Build up a High Availability Distributed Key-Value Store


There are many awesome and powerful distributed NoSQL in the world, like Couchbase, MongoDB, Canssandra, etc. but developing a new one is still a challengeable, interesting and attractive thing for me, why?

  • It can satisfy our special needs for our cloud services.
  • We just need a key-value store, with some simple additional functionalities, we don’t need a complex solution.
  • We can control the whole thing, especially for fixing bugs and improvement.
  • Inventing the wheel is not good, but I can learn much in the process.

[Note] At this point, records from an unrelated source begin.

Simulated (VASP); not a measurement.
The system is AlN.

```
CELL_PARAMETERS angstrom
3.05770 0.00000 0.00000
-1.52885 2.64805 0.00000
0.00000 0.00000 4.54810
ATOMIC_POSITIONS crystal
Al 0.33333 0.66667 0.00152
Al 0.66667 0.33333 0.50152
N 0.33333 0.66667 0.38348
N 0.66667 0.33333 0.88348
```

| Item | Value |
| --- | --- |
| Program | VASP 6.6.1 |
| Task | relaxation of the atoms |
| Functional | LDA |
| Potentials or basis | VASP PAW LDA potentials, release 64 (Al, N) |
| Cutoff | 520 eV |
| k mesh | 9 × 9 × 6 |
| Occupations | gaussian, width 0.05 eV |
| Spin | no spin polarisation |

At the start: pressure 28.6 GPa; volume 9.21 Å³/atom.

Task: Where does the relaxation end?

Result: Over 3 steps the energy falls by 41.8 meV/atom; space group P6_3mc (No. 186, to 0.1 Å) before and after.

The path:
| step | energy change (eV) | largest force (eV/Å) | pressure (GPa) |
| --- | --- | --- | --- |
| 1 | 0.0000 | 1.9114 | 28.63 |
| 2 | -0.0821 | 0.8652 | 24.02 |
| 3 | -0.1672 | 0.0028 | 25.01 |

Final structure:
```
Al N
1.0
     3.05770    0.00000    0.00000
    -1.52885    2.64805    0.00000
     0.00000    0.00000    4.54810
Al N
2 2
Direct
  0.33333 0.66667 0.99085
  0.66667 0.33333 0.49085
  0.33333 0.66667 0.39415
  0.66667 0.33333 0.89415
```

A key-value store may need below features:

  • Simple protocol.
  • Simple API.
  • High performance.
  • High availability.
  • Cluster support.

I knew this would be a hard journey first. But after a long hard work, I develop ledis-cluster, a key-value store based on LedisDB + xcodis + redis-failover.

Pre Solution Thinking

Before I develop ledis-cluster, I thought some other solutions which are valuable to be recorded here too.


Aha, first I just wanted to use MySQL as a key-value store. This thought amazed my colleagues before, and I think now it may surprise many other guys too.

MySQL is a relational database and can be used as a key-value store easily and sufficiently. We can use a simple table to store key value data like below:

    k varbinary(256),
    v blob,
) ENGINE=innodb;

When I worked in Tencent game infrastructure department, we used this way to serve many Tencent games and it works well.

But I don’t want to use MySQL as a key-value store now, MySQL is a little heavy and needs some experienced operations people, this is impossible for our team.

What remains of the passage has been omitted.